E-mini trader Matt Brown talks about why he employs a little bit of both styles in his trading and why he thinks it works better rather than just one or the other.

I am here with Matt Brown.  There is a running discussion, conversation, argument if you will, between discretionary traders and automatic or mechanical traders.  Matt, which one are you and why?

The answer is yes.  I am both.  eminijunkie was founded on the principles that you need to have a defined game plan and you need to have a method for attacking the market, and so what I have done is I developed a style and a system that has very specific entries, very specific exits, very specific targets but, based on that, I also have a discretionary side where we pull in various filters in the market such as advance-decline.  There are different things, different timeframes, to where you are not just taking every single signal that is coming along.  The signal is there, the trade is there, the setup is there, but you want the highest probability trades and so you use discretionary filtering to get to there.

Right.  Do you recommend that traders keep a set of rules next to their desk or their computer or somewhere out in the open or do you recommend that they attack the market intuitively?  What makes the most amount of sense for someone going into this market every day?

I think it is applied application knowledge, so you obviously have to have the rules set, and I provide that, you have to have a trading plan, I provide that, but then you have to actually put yourself in the market and live that plan and feel that stress and emotion that the market puts on you as soon as you pull that trigger.  With that, then you learn.  You are not going to have time in the heat of battle to refer to your notes.  You can have cheat sheets, that’s fine, but I think every trader needs to have an idea of what they are doing, learn, study, practice, and know as they go in the market because, when you are on the battlefield, it is no time to be looking at your notes.

Do you have an opinion about what is more important in this fast-paced market, the entries or the exits or managing the position or having a trading plan at the beginning?  For someone just looking at this market for the first time, what is most important for them to consider right now?

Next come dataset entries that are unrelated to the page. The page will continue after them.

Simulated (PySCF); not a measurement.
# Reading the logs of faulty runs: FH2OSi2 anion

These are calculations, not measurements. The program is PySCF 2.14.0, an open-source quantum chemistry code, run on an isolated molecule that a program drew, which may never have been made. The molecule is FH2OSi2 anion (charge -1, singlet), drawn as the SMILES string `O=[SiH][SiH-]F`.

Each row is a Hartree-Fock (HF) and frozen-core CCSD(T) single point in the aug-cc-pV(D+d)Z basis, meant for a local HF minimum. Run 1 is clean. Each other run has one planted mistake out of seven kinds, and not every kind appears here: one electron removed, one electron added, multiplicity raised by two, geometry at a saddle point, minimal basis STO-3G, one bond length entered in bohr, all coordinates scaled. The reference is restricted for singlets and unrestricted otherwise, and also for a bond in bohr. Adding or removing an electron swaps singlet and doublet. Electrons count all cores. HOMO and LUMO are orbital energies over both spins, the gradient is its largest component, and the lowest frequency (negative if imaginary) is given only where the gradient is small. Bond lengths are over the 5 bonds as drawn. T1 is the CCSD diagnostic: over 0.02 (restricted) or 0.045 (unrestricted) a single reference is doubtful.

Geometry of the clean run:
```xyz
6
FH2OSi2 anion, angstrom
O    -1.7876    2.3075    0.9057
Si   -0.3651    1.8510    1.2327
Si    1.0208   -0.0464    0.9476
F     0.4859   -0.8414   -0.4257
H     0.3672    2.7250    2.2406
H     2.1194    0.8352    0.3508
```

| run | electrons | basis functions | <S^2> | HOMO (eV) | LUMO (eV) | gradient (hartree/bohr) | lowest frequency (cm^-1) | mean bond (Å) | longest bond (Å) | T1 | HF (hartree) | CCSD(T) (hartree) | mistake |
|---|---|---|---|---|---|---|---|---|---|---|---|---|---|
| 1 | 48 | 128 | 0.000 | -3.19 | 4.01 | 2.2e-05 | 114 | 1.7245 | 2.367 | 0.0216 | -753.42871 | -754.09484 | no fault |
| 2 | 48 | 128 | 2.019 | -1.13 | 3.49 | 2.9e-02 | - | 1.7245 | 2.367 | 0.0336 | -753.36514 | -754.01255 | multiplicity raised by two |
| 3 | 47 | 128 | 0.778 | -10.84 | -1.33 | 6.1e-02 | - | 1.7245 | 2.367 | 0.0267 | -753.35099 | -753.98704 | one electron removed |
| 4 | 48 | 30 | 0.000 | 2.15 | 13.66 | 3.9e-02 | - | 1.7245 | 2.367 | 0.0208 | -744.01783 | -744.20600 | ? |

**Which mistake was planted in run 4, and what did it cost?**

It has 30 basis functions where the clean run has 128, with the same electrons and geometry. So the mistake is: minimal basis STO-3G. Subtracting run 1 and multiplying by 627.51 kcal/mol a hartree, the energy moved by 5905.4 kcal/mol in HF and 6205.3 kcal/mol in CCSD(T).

I think the easiest part is the entry. I can give you a very mechanical entry point and I can teach you how to look for the filters.  The problem is pulling the trigger on the entry and not hesitating so it is taking confidence and getting into the position but really it is once you are in, it is money management and letting your belief in the system work.  Most traders, and I’ve taught hundreds, up to thousands of traders around the world, and the number one thing I see is they have no problem learning a system, they have no problem going through the mechanics and the probabilities behind the system, but once in the trade, they freak out because they don’t have belief in the system so I think a lot of people step in too quickly before they have learned the system and practice and understand the real success it can have if you don’t mess with it.  Most traders just need to let the trade work once they are on, manage their money in such a way that they can pull a little bit of profits out but still have the trade work in their favor and they will have a lot more success.